As it turns out, one of the more effective ways of stopping spam is by imposing transaction delays during an inbound SMTP dialogue. This is a primitive form of teergrubing, see: http://www.iks-jena.de/mitarb/lutz/usenet/teergrube.en.html
Most spam and nearly all e-mail borne virii are delivered directly to your server by way of specialized SMTP client software, optimized for sending out large amounts of mail in a very short time. Such clients are commonly known as Ratware.
In order to accomplish this task, ratware authors commonly take a few shortcuts that, ahem, “diverge” a bit from the RFC 2821 specification. One of the intrinsic traits of ratware is that it is notoriously impatient, especially with slow-responding mail servers. They may issue the HELO or EHLO command before the server has presented the initial SMTP banner, and/or try to pipeline several SMTP commands before the server has advertised the PIPELINING capability.

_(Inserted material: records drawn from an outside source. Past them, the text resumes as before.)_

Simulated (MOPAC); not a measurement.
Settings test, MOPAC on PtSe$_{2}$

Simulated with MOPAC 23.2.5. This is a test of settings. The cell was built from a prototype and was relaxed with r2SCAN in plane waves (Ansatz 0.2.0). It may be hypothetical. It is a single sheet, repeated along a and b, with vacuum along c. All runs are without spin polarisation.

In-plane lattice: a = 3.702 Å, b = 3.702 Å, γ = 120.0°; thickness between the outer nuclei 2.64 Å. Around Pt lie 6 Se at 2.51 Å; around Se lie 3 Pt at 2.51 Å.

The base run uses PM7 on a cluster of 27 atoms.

Certain Mail Transport Agents (such as Exim) automatically treat such SMTP protocol violations as synchronization errors, and immediately drop the incoming connection. If you happen to be using such an MTA, you may already see a lot of entries to this effect in your log files. In fact, chances are that if you perform any time-consuming checks (such as DNS checks) prior to presenting the initial SMTP banner, such errors will occur frequently, as ratware clients simply do not take the time to wait for your server to come alive (Things to do, people to spam).
We can help along by imposing additional delays. For instance, you may decide to wait:
20 seconds before presenting the initial SMTP banner,
20 seconds after the Hello (EHLO or HELO) greeting,
20 seconds, after the MAIL FROM: command, and
20 seconds after each RCPT TO: command.
Where did 20 seconds come from, you ask. Why not a minute? Or several minutes? After all, RFC 2821 mandates that the sending host (client) should wait up to several minutes for every SMTP response. The issue is that some receiving hosts, particularly those that use Exim, may perform Sender Callout Verification in response to incoming mail delivery attempts. If you or one of your users send mail to such a host, it will contact the Mail Exchanger (MX host) for your domain and start an SMTP dialogue in order to validate the sender address. The default timeout of such Sender Callout Verifications is 30 seconds - if you impose delays this long, the peer's sender callout verification would fail, and in turn the original mail delivery from you/your user might be rejected (usually with a temporary failure, which means the message delivery will be retried for 5 days or so before the mail is finally returned to the sender).
In other words, 20 seconds is about as long as you can stall before you start interfering with legitimate mail deliveries.
If you do not like imposing such delays on every SMTP transaction (say, you have a very busy site and are low on machine resources), you may choose to use “selective” transaction delays. In this case, you could impose the delay:
If there is a problem with the peer's DNS information (see DNS checks).
After detecting some sign of trouble during the SMTP transaction (see SMTP checks).
Only in the highest-numbered MX host in your DNS zone, i.e. the mail exchanger with the last priority. Often, Ratware specifically target these hosts, whereas legitimate MTAs will try the lower-numbered MX hosts first.
In fact, selective transaction delays may be a good way to incorporate some less conclusive checks that we will discuss in the following sections. You probably do not wish to reject the mail outright based the results from e.g. the SPEWS blacklist, but on the other hand, it may provide a strong enough indication of trouble that you can at least impose transaction delays. After all, legitimate mail deliveries are not affected, other than being subjected to a slight delay.
Conversely, if you find conclusive evidence of spamming (e.g. by way of certain SMTP checks), and your server can afford it, you may choose to impose an extended delay, e.g. 15 minutes or so, before finally rejecting the delivery [4]. This is for little or no benefit other than slowing down the spammer a little bit in their quest to reach as many people as possible before DNS blacklists and other collaborative network checks catch up. In other words, pure altruism on your side. :-)
In my own case, selective transaction delays and the resulting SMTP synchronization errors account for nearly 50% of rejected incoming delivery attempts. This roughly translates into saying that nearly 50% of incoming junk mail is stopped by SMTP transaction delays alone.
See also What happens when spammers adapt....
[4] Beware that while you are holding up an incoming SMTP delivery, you are also holding up a TCP socket on your server, as well as memory and other server resources. If your server is generally busy, imposing SMTP transaction delays will make you more vulnerable to Denial-of-Service attacks. A more “scalable” option may be to drop the connection once you have conclusive evidence that the sender is a ratware client.